Becoming a beginner

         A Gentile woman, of Syrophoenician origin, begged him to cast the demon out of her daughter. He said to her, “Let the children be fed first, for it is not fair to take the children’s food and throw it to the dogs.” But she answered him, “Sir, even the dogs under the table eat the children’s crumbs.” Then he said to her, “For saying that, you may go—the demon has left your daughter.” So she went home, found the child lying on the bed, and the demon gone.
                        —Mark 7.26-30

Jesus starts out in a typical unthinking racist mode, shaped as he is by his culture— and the woman opens his eyes. It changes him. What Jesus models is not having it all figured out, but willingness to grow and change.

I’ve been a pastor for 38 years and I feel I’m just starting. It’s not just self-improvement. It’s allowing myself to be re-shaped by a Wisdom greater than me, a Grace born of mystery and given in love. It’s being taught by losses, mistakes and people who don’t know as much as I do. It’s being wiling to see things for the first time. It’s being wiling to find myself in the wrong, without judgment, and turn in a new direction.

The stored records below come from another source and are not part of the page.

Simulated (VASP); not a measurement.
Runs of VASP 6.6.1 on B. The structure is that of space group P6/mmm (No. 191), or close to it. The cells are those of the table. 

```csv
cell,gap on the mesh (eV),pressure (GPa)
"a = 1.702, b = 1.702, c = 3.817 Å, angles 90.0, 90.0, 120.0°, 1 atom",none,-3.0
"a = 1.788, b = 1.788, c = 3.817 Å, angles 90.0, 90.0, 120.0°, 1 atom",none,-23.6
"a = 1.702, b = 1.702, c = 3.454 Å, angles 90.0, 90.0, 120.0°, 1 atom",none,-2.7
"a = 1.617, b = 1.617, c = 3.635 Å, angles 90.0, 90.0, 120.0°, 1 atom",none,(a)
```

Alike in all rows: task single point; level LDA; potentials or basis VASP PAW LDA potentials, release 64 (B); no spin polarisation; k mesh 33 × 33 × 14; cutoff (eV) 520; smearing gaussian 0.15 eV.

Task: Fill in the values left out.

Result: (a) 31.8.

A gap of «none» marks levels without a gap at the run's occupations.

I think of how many conversations I enter already an expert, knowing what I want to hear and say, not ready to be caught up or taught something new, not really approaching the other as a person, but as a collection of facts I already know. How much of myself do I feel pressure to have already figured out instead of discovering as the mystery of myself unfolds?

I watch my four-month old granddaughter Maggie. I can’t imagine how much she’s learning—not just information, not even just skills, but how to live. I am too, if I would follow Jesus. Maybe that’s another dimension of what it means to “enter the Realm of God as a child.” I’m not very good at it. I still think I know a lot. I’m still a beginner at becoming a beginner.

God, help me shed my smooth expertise. Give me wisdom to not know. Give me courage to be wrong, to ask, to look bad, to see for the first time, to discover the way and to turn, to turn, and take it. Help me to become a beginner.